Russian and Chinese millionaires, a member of Gadaffi’s family, and corrupt foreign politicians have secured entry into the UK by exploiting the Home Office’s flawed scheme fast-tracking the super rich, it was revealed today.
Secret recording showed legal and financial advisers boasting about being able to secure scores of ‘golden visas’ for their clients, and offering to leave out sensitive details including links to Putin’s cronies and the Chinese military.
One crowed at being able to evade Home Office checks ‘easy-peasy’, which he alleged were carried out by untrained school leavers who used Google searches.

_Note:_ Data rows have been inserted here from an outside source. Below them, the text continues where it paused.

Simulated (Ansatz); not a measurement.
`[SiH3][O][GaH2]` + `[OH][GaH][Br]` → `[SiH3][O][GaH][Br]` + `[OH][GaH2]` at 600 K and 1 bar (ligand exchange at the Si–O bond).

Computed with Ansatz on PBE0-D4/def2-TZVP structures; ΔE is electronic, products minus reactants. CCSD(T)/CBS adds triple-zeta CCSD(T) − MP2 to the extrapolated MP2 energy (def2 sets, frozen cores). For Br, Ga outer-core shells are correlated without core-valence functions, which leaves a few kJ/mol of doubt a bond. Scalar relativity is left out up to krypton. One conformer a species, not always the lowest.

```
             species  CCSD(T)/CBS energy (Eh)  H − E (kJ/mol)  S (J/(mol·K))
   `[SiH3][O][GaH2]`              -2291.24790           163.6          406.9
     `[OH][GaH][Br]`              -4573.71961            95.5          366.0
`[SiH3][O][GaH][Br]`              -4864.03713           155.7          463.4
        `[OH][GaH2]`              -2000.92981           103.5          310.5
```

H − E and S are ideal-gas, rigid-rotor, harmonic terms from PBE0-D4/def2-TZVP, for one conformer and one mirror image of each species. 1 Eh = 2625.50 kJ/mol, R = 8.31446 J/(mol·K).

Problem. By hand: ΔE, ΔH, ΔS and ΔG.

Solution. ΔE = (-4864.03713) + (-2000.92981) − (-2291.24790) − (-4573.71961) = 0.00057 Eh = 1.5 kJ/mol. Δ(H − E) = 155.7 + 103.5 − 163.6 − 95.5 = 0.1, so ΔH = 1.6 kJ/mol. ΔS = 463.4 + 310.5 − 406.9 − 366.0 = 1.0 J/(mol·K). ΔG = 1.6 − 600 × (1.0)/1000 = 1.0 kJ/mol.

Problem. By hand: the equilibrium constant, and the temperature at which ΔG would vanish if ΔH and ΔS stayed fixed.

A relative of former Libyan dictator Muammar Gaddafi (seen at the UN in 2009) has taken advantage of the Home Office’s golden visa scheme
The advisers told an undercover Sunday Times reporter of securing visas for figures including a relative of Muammar Gaddafi, the former Libyan dictator, an Egyptian charged with corruption, and Iranian and Iraqi businessmen hit by sanctions.
Under its ‘tier-one’ visa scheme, the Home Office gives wealthy foreigners the right to live in the UK if they invest £million in a British company, with the chance of later gaining full citizenship and a passport.
The Home Office briefly suspended the scheme in December over fears it was being used by organised criminals, but it was reintroduced days later, reportedly after pressure from The Treasury.
Yesterday, Dame Margaret Hodge MP, who used to chair the public accounts select committee, called on Home Secretary Sajid Javid to suspend it again.
The revelations have led to calls for Home Secretary Sajid Javid (seen on Thursday) to suspend the scheme
‘It is scandalous how the hostile environment is treating asylum seekers in my constituency in a terrible way yet we are welcoming with open arms dirty money into Britain.
‘We will never sustain economic prosperity on the back of dirty money.’
A reporter working for The Sunday Times and Channel 4 consulted six firms with expertise in investor visas, posing as a Hong Kong businessman looking to secure UK residency for family members in Russia and China.
None were concerned that the executive wanted to hide his family background from the Home Office, although they later said the meetings were only advisory and they would carry out due diligence at a later date.
More than 11,000 people have used the investor visa scheme since it was introduced in 2008.
If they keep their £2million invested in British companies for five years, they receive indefinite leave to remain and can ask for a UK passport a year later.
None of the money is paid to the government and investors could take their money offshore after receiving full citizenship.
The Home Office said: “The UK has some of the most rigorous checks in place for investor visas across the world.
‘Recent reforms, including the forthcoming wealth audit requirement, are substantial and will further cement our position as a world leader in the fight against financial crime and corruption.”
£16m Harrods shopper, a ‘money launderer, and a Tory donor charged with funding terror: People who already have a golden visa
£16million Harrods shopper
Zamira Hajiyeva, 55, used 35 credit cards issued by her husband’s bank to splash out £1.6 million on shopping every year for a decade at Britain’s most extravagant department store, located just a stone’s-throw from her lavish London home.
Hajiyeva, 55, settled in the UK on a golden visa in 2010, five years before her husband was arrested in his native Azerbaijan accused of embezzling more than £100m. He is now serving a 15-year jail sentence in the country for fraud and embezzlement.
The National Crime Agency served her with an unexplained wealth order last year, which she is currently contesting.
Tory donor facing jail for ‘funding terror’
Mohammed Shahid Uddin Khan, 55, is a former colonel in the Bangladeshi army, who gained UK residency in 2009.
He has been charged in his homeland with funding terrorist groups, illegal arms dealing and fraud.
Khan strongly denies wrongdoing, and claims he has been set up by enemies in the government.
The ‘money launderer’
Alexander Perepilichnyy, 44, was granted a visa even though Interpol said he was suspected of offences including money laundering and fraud.
The multi-millionaire businessman collapsed and died while jogging near his home in Weybridge, Surrey, on November 10 2012 after spending the night with his mistress in Paris.
Evidence he had been helping exposed corruption by Russian mafias led to claims he may have been assassinated by poisoning, but a coroner ruled he had died of natural causes.